Address frozen parameter warning with FSDP on nightly torch

Question

Address frozen parameter warning with FSDP on nightly torch

Opened this issue 4 months ago · 2 comments

PEFT finetuning (LoRA, adapter) raises the following warning for each FSDP-wrapped layer (transformer block in our case):

The following parameters have requires_grad=True:
['transformer.h.0.attn.attn.lora_A', 'transformer.h.0.attn.attn.lora_B']
The following parameters have requires_grad=False:
['transformer.h.0.norm_1.weight', 'transformer.h.0.norm_1.bias', 'transformer.h.0.norm_2.weight', 'transformer.h.0.norm_2.bias', 'transformer.h.0.attn.attn.linear.weight', 'transformer.h.0.attn.attn.linear.bias', 'transformer.h.0.attn.proj.linear.weight', 'transformer.h.0.attn.proj.linear.bias', 'transformer.h.0.mlp.fc.linear.weight', 'transformer.h.0.mlp.fc.linear.bias', 'transformer.h.0.mlp.proj.linear.weight', 'transformer.h.0.mlp.proj.linear.bias']
  warnings.warn(msg)
/home/carlos/nightly-env/lib/python3.10/site-packages/torch/distributed/fsdp/_wrap_utils.py:174: UserWarning: transformer.h.1 has both parameters with requires_grad=True and False. We do not recommend wrapping such modules since the gradient memory usage will be higher than expected (201510912 numel instead of 131072 numel before sharding via reduce-scatter). If possible, wrap the frozen parameters with FSDP separately.

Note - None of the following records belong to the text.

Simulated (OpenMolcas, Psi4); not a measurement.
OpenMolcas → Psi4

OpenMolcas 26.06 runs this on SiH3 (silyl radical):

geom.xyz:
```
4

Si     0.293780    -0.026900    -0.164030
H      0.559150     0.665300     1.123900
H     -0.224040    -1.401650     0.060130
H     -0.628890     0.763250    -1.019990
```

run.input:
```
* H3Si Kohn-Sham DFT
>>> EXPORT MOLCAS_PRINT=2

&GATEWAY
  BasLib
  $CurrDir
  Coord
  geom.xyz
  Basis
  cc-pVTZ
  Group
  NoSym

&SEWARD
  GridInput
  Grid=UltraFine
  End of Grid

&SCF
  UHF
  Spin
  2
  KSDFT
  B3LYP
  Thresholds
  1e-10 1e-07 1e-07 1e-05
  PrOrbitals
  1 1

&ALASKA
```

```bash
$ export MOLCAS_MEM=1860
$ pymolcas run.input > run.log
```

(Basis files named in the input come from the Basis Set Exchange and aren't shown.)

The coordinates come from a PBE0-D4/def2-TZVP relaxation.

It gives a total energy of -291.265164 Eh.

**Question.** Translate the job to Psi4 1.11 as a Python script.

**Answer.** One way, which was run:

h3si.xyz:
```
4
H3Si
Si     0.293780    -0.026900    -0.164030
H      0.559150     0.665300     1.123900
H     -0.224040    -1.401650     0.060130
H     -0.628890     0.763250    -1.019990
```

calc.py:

This should be looked at or silenced if we don't want to action on it

Answer 1 · 2024-05-13T22:15:03.000Z

Is changing the code so the lora parameters are in a separate module an option? I don't see how you can otherwise wrap the lora parameters into a separate FSDP unit. I might be able to help.

Answer 2 · 2024-07-18T13:25:55.000Z

Still occuring.